How to get unique results based on property?

Hi, looking for any better way for getting unique results based on property. So far I am using this combined calls

def search_similar_authors_ids_by_image_data(image_data_bytes, limit=2):
    weaviate_client = weaviate.connect_to_local() # Connect with default parameters
    artworks = weaviate_client.collections.get("Artworks")
    image_data_base64 = base64.b64encode(image_data_bytes).decode('utf-8')

    responses = []
    filters = None

    for _ in range(limit):
        response = artworks.query.near_image(
            near_image=image_data_base64,
            limit=1,
            filters=filters,
            return_metadata=MetadataQuery(distance=True)
        )

        if response.objects:
            responses.append(response.objects[0])
            author_psql_id = response.objects[0].properties['author_psql_id']
            new_filter = Filter.by_property("author_psql_id").not_equal(author_psql_id)
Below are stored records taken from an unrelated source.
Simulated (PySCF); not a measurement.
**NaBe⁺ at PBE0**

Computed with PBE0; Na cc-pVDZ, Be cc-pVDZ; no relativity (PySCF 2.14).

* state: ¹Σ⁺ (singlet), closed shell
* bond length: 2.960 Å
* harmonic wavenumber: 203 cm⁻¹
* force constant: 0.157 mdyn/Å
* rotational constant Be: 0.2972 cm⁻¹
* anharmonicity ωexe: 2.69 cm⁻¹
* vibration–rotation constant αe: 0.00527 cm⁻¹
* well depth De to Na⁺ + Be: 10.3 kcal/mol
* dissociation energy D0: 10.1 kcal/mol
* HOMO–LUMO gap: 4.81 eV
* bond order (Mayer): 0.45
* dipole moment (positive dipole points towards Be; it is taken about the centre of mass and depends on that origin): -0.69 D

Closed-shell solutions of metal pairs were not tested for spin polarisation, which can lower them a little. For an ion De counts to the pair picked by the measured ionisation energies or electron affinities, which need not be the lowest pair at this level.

            if filters is None:
                filters = new_filter
            else:
                filters = filters & new_filter

    weaviate_client.close()
    return responses

hi @jan-miksik ! Welcome to our community! :hugs:

Are you looking into searching, as per your example, for 2 unique authors given an image search at the Artworks collection?

I believe the best way is to do the search, and iterate of the results, extracting the authors, and breaking the iteration when you reach the number of authors you are looking for.

That way you only hit the database once.

Please, let me know if this is what you are looking for.

Thanks!

hey, thanks for reply. Primarly i looking what would be more source wise method to search lets say 20 authors/artists which are making similar artworks. Issue is that in the database the amount of artworks from one person can vary from 1 to 100 artworks. And there is big chance that the author makes similar pieces. One options is give it the search big enough buffer for exmaple set limit to 2000 and then filter them. Other is do multiple queries in this case 20. What is more resource and speed optimal?
Or maybe if exists some way how to query for unique values by property.

Hi @jan-miksik,

Resource and speed-wise, it is best to run a single query.

Also, running multiple near_x queries will perform multiple vectorisations. Each vectorisation is time-consuming, and if you use an external service, you will incur cost for each.

Group By

You could try running an aggregate query with a group_by and grouping by the artist name/ID.

example 1: Group by author_psql_id

response = artworks.aggregate.near_image(
    near_image=image_data_base64,

    # The total number of objects to collect from the query before the group_by begins
    object_limit=200,

    # set a group by condition, to group artwork for each artist
    group_by=GroupByAggregate(
        prop="author_psql_id", # property name used for group by - i.e. group results by author_psql_id 
        limit=3                # the number of groups to return - this will return 3 artist groups
    ),
)

Then, to get the author_psql_id, run:

for group in response.groups:
    # Here is how you access each author_psql_id that was used for group_by
    print("Artist Name: ", group.grouped_by.value)
    print("Matched artwork count: ", group. total_count)

example 2: Group by author_psql_id + return artwork name

You can also return a selected property for each artist, for example return the name of artwork.

response = artworks.aggregate.near_image(
    near_image=image_data_base64,
    object_limit=200,
    group_by=GroupByAggregate(
        prop="author_psql_id",
        limit=3
    ),

    # Here is how to tell Weaviate to return a specific property
    # use it to return the title of the artwork or some other identifying property
    return_metrics=Metrics("work").text(),
)

And here is how you can display the results:

for group in response.groups:
    print("Artist: ", group.grouped_by.value)

    # Here is how you access each matched piece of work for the given artist
    list_of_work = group.properties["work"].top_occurrences
    for work in list_of_work:
        print("Work: ", work.value)
1 Like

FYI, I’ve created a GitHub issue, which should make it easier to return properties in a group. Feel free to upvote :wink:

1 Like

Oh, I’ve just learnt that there is also group_by in query.near_x.

You can call it like this:

from weaviate.classes.query import GroupBy

response = artworks.query.near_image(
    near_image=image_data_base64,
    group_by=GroupBy(
        prop="author_psql_id",
        number_of_groups=3,
        objects_per_group=5
    )
)

Then you can use belongs_to_group to get the matched author_psql_id, while properties will give you access to other matched properties.

for item in response.objects:
    print(item.belongs_to_group)
    print(item.properties)
1 Like